In a big new round of reforms, the government is likely to announce a slew of measures to boost foreign fund flows into India and pep up a falling rupee, while soothing the frayed nerves of investors.
The government is looking to address concerns of investors who fear the government is more likely to focus on political risk management in an election year run-up rather than reverse the slowdown in the economy, which until recently was an engine of global growth.
India’s economic growth, according to advance estimates, crashed to a decade’s low of 5% in 2012-13.The new measures will likely make it easier for foreign institutional investors (FIIs) to invest in India's corporate and government bond markets, said a government source, who did not wish to be identified.
The move is aimed at attracting more dollars into India to halt a sliding rupee that recently fell below 55 to the US dollar.
A sliding rupee spells bad news for those who planning to study and travel abroad. It also makes overseas holidaying and studying abroad costlier by pushing up fees and other charges.
The government is keen to attract more dollars to pep up the rupee primarily to rein in a potentially bloated oil import bill. A weak rupee makes crude oil imports costlier, and the resultant increase in fuel prices can potentially knock up prices of most goods.
While most of these moves will not require legislative sanction, investors are keenly watching for forward-looking cues on politically contentious issues such as plans to further open up the insurance and pension sectors to foreign investment.
Besides, the fate of two of India’s biggest tax reform initiatives — the Direct Taxes Code and the Goods and Services Tax — hang in the balance as both require parliamentary approval.
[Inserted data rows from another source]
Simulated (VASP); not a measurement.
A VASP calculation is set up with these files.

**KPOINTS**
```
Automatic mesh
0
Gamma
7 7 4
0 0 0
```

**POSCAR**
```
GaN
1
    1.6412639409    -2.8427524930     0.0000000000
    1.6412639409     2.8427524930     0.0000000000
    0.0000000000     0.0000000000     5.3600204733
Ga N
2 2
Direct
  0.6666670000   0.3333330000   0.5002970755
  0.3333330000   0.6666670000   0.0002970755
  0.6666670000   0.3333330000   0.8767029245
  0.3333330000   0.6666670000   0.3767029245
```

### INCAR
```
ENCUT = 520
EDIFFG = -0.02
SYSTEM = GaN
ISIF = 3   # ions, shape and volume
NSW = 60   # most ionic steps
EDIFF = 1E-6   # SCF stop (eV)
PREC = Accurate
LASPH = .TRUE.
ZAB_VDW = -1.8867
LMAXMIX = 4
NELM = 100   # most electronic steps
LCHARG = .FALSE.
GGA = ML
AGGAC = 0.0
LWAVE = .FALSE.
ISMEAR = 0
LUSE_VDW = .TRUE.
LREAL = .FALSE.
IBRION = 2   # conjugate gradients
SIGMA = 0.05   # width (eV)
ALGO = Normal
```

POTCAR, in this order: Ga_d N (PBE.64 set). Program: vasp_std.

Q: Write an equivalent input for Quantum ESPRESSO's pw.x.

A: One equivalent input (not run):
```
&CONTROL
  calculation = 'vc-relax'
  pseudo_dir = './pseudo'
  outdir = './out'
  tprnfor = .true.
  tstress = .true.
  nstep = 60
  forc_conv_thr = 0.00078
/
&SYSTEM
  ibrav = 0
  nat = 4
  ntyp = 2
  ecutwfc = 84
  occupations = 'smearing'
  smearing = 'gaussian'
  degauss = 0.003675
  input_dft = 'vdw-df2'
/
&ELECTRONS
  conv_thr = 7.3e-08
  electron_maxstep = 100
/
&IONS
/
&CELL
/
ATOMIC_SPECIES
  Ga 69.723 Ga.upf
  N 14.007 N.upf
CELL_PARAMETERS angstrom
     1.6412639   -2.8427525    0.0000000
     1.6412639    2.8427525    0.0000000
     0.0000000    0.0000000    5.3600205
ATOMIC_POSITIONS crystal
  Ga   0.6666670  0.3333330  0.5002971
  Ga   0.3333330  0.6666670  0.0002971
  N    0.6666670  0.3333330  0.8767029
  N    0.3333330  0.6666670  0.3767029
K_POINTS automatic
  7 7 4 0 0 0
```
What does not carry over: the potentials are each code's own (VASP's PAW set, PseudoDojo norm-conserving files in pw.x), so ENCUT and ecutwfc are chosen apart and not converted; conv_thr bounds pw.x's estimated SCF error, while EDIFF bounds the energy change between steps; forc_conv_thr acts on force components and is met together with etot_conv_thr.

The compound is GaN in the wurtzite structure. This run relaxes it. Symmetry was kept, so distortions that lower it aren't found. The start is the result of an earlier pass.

The government is also mulling the option of taking the ordinance route to set up a regulator for the coal sector and a railway tariff authority. The coal regulator will be tasked with the mandate to provide a formula for the pricing of coal and assess quality of coal among others. This can lead to improved power generation.
Boosting market sentiment is crucial as weak investor perceptions can upset the government’s budget economics, particularly its plans to earn Rs. 55,814 crore in 2013-14 by selling equity in state-owned companies.